Tuesday, 17 February 2009

We know where you live

Not a comment about our surveillance society, but a concern about the balance of local responsibility for policies and a standard minimum acceptable level of service depending on where you live.

Today's Today programme featured two contrasting issues:
The Tories are about to announce plans for more local democracy.
John Suchet went public on the problems of Alzheimers, noting that some local authorities provide more care than others. The postcode lottery.

I don't have answers, but there is a real problem in this balance. At the moment most local authority funding is national not local, hence the imposition of central control. People chafe because central targets do not always match local priorities. BUT if you don't have them then postcode lottery problems get worse: we do not have national standards of service where people expect them. And this is particularly concerning as so many authorities have one dominant political party so the prospect of voter-led change is small. (Hence the argument for Mayors, but that seems a very unfortunate road to go down as it will just encourage outsize egos. My other worry with Tory proposals is I don't see how they will change the funding arrangements, and without changing that nothing will really change.)

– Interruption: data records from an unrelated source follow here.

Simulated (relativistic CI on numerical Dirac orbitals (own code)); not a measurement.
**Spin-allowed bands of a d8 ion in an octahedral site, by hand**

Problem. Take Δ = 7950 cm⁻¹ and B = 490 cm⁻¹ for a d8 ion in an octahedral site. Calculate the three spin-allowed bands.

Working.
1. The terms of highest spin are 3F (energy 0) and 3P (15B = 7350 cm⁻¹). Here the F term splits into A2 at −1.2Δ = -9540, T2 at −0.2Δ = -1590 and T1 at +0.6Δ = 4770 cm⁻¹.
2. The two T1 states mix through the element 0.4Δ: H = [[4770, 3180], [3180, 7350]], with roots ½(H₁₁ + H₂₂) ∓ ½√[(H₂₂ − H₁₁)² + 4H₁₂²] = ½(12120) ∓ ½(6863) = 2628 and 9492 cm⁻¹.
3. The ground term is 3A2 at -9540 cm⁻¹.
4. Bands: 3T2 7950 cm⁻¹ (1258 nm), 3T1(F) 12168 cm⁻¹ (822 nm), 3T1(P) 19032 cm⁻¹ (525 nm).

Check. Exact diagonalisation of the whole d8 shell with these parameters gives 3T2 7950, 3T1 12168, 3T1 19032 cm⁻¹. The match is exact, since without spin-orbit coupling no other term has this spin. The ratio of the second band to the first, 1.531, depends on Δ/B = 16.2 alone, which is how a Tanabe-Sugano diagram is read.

I suspect the answer is to more clearly identify areas where national standards are needed, and to remove most other regional/central prioritisations. Also, to encourage dissemination of powers to Parish/Town Councils. And lastly to not allow councillors to stand for more than two terms. But that sounds like hard work rather than a quick announcement.

4 comments:

Troy said...

I think the postcode lottery will always be with us. Think of the Wandsworth/Lambeth council tax extremes. With people moving on average every X years (5 to 8?) perhaps they should start to do more due diligence regarding council costs and council benefits. Or alternatively, just be young in England then retire to Scotland?

Anonymous said...

Perhaps if our government opened their eyes and began to realise that people do actually exist outside London.

CJ xx

Sarah said...

Local authority; so how do you govern locally, when the personalities attracted to the available posts are attracted to the power rather than a genuine motiation to do good?
The old councils were supposedly full of self-interested business people who drained resources; how does this change? Do we need a Council Police? though I hate the surveilance state, I can see its birth, thorough the discovery of all kinds of perversions of justice and abuse of power.
And I still don't want your big old smelly road, either. oh, unless it goes past your house, rather than mine, thanks.
By the way, I'm intersted to know your policy on the use of prisons and punishment, esp. young offenders.
Drop by, why don't you? Just click on the tree!
Sarah

John Woodman said...

Sarah, I don't think all potential councillors are attarcted by power alone. I really think most want to make things better. But I am sure that the longer they stay, the more they change.

I think prison should work. But over-crowding means that there is minimal emphasis on rehabilitation. Also, a lack of focus on prevention and a mass of new laws means that punsihments often don't fit the crime. The trouble is that crime is a buisness with very low barriers to entry (ie its easy to slip into it) and very high barriers to exit (ie its easy to stay stuck in a cycle). The two need to be reveresed.